Malcolm Higgs, academic dean of Henley Management College, believes that increased flexibility in benefits arrangements have contributed to the shift in the way that employers interact with staff. Packages which provide employees with the scope to make some benefits choices for themselves, therefore, are a popular option for employers looking to go down this route. "Typically, it seems to be the concept of flexible benefits but also the use of technology to enable employees to create their own [package]," says Cranfield’s Tyson. But significantly revamping a benefits package is not necessarily always part of the deal. "Sometimes it’s not about implementing changes but reinforcing the package," he adds. So where benefits already fit with employees’ consumer needs, the process could be used to tailor a more bespoke communications strategy to boost take up.
A flexible or voluntary benefits scheme that has been up and running for several years, for example, could use this approach to confirm that its options are still relevant to employees and reinforce what is available. Once organisations have decided what to offer, the way these products are marketed to staff is also important. So as well as monitoring employees in the same way as they would their customers, employers should consider applying similar sales techniques. "Organisations are increasingly seeing their HR policies as products to sell to their employees," explains Tyson. This can be crucial in obtaining management buy in. It is all very well introducing a fabulous new benefit that staff love, but if it complicates the running of a department or creates more work for line managers, they are hardly likely to support it or willingly promote it to employees. "[Line managers are like customers] because it is line managers who manage employees on a daily basis so they have to be satisfied with the products as well," Tyson says. It makes sense then that HR is increasingly turning to its marketing colleagues for inspiration in promoting its benefits strategy. Henley Management College’s Higgs explains that some organisations have even appointed marketing staff to work in the HR department. This might not seem like an immediately obvious match, but using the same marketing techniques both internally and externally can align organisational and employee values.
Successfully implementing a consumer approach to policy or benefits changes, therefore, can help to shape an organisation’s brand and business culture. "It’s starting to build the employer brand in an indirect way. Organisations that have gone down this route will see [a greater] business alignment," explains JLT’s Stocker. With clear goals in sight, it will be easier for employers to boost employee understanding of the business’ objectives. And CRM techniques can also be used to promote consistent messages throughout a business to both customers and staff. Those that wish to drive their customers online, for example, could introduce an online benefits system for employees to promote a deeper understanding of the principles involved and enable them to deliver a higher level of customer service.
Experts agree that organisations that match employees’ values with their own are likely to experience higher levels of staff engagement and performance, which in turn can help to recruit and retain top-performing staff. "There is a realisation that you can’t take employees’ commitment for granted. We have to recognise that people have choices and one of their choices is whether they want to work for us. The nature of the employment relationship is that [employers] can’t assume that [staff] will stay and give 110%," explains Higgs. This is particularly vital in sectors such as retail which rely heavily on customer-facing staff but can be notorious for the speed at which employees come and go.

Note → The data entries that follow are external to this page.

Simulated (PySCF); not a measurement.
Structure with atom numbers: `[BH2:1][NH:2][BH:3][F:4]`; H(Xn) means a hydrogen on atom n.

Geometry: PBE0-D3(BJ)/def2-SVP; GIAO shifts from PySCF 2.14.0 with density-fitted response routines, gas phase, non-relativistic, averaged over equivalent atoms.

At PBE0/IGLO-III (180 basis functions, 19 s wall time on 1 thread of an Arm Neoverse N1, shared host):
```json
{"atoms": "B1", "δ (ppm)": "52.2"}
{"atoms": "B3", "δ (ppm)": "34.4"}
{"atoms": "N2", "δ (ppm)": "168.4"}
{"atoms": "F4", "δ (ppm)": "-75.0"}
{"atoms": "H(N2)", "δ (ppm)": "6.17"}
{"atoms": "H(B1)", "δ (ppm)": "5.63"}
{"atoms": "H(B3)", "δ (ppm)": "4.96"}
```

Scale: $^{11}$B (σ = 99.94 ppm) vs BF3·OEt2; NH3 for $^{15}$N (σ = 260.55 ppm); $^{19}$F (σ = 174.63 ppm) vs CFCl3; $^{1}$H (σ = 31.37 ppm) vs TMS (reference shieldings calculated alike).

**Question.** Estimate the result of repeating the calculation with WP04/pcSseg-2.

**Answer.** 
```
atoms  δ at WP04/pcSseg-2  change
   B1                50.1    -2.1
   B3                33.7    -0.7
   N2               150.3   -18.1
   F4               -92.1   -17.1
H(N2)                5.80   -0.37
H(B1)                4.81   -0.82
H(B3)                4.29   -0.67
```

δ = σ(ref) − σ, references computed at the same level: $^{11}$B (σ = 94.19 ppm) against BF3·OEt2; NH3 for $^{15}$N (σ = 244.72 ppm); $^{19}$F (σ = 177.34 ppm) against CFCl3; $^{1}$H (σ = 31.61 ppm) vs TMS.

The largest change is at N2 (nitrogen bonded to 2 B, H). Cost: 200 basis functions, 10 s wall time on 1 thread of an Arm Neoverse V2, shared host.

Leisure company Whitbread (see box page 31), which employs a large number of pub and restaurant workers, uses a consumer approach to tailor its voluntary benefits package to employees’ needs. Since adopting the method, it has experienced increased staff satisfaction across the business. Research consistently shows that employee satisfaction is directly linked to performance. So when staff are dealing with customers directly, it is vital to ensure they feel they are being treated well so that they remain engaged. "You can go into some stores and know that staff aren’t treated well because the service is horrible," says Higgs.
But while treating employees as consumers certainly has its advantages, employers need to be realistic about its limitations. "I think that’s the Holy Grail in that it isn’t realistic. There are trade offs in there. It’s never going to be all things to all people. It’s about getting it more focused," explains JLT’s Stocker. His view is echoed by Aly Shariff, reward and policy director at Whitbread: "If we’re going to spend a large amount of money, we want to put in something that employees want. You won’t be able to please everyone but you are not trying to offer one-size-fits-all [perks]."
By researching employees’ spending habits, Shariff believes that the organisation is best placed to offer staff discounts on products that they actually value. Its table waiting staff in its pub restaurant brands, for example, indicated that discounted footwear would be appreciated because they spend much of their time on their feet. Calculating a tangible return on investment, however, is not always straightforward. Shariff recommends tracking the usage of benefits over time to build up a more comprehensive picture. Alternatively, Cranfield’s Tyson recommends attributing employees’ own values to what they expect a benefits strategy to achieve. "Costing benefits can be tricky so there are all kinds of difficulties in predicting costs.
The value is in the eyes of the employee, so there is a question of how do [employers] calculate value? [If the organisation] can produce benefits that minimise the cost to them but maximise the value to staff, they have achieved all they can from this structure." It all just goes to show that it pays to keep your customers close, but your employees closer.
Case study: Whitbread
Researching the demands placed upon employees and factors such as what consumer items they are likely to spend their weekly pay on, has enabled Whitbread to put together a benefits package that helps to support employees’ lifestyles.Aly Shariff, reward and policy director at the leisure company, explains that the organisation wanted to offer a package that staff could really use as opposed to an off-the-shelf option: "We have continually sought views from employees about what they want to see in the package. [If we had gone with an off-the-shelf package] there may have been one or two things that they want but 35 that were useless for our people.
Our thinking really came when we looked across Whitbread and thought about our sheer size and leverage, and thought we could offer some fantastic products for staff." He acknowledges that it can be tricky to measure a return on investment from this strategy, but since introducing it two years ago the organisation has improved staff satisfaction levels across all its brands, which include TGI Fridays and Pizza Hut. And these are not the only results. "We’re building employee commitment, engagement and making them proud to work for Whitbread," adds Shariff.
Case Study: Nationwide
Nationwide uses customer relationship marketing techniques to identify what staff want from its flexible benefits scheme.It chose to adopt a more scientific approach to benefits in order to improve its schemes’ processes. Evan Davidge, rewards consultant, explains one of the building society’s philosophies is that employees should experience the same level of service as its customers.
"It’s a mechanism we use for assessing the best way of delivering flex. In many ways, we use a multimedia approach. It’s a very holistic approach. We constantly look for different means of feedback from employees, whether it’s through intranet surveys, our personnel advice line, focus groups and roadshows. We also use our Brainwaves suggestion scheme." The strategy also enables Nationwide to test the usability of any new benefits and processes that it intends to introduce. "[By] using this integrated system of feedback, it gives us a handle on what employees are thinking about current and future developments.
The underlying principle behind it all is that without it, the scheme would not be focused," adds Davidge By improving processes, the firm hoped to ease enrolment to the scheme and encourage more staff to join. And this approach has contributed to the company’s return on investment from the plan. "With any flex scheme, you’ve got to look carefully at what you want it to achieve on the bottom line," says Davidge.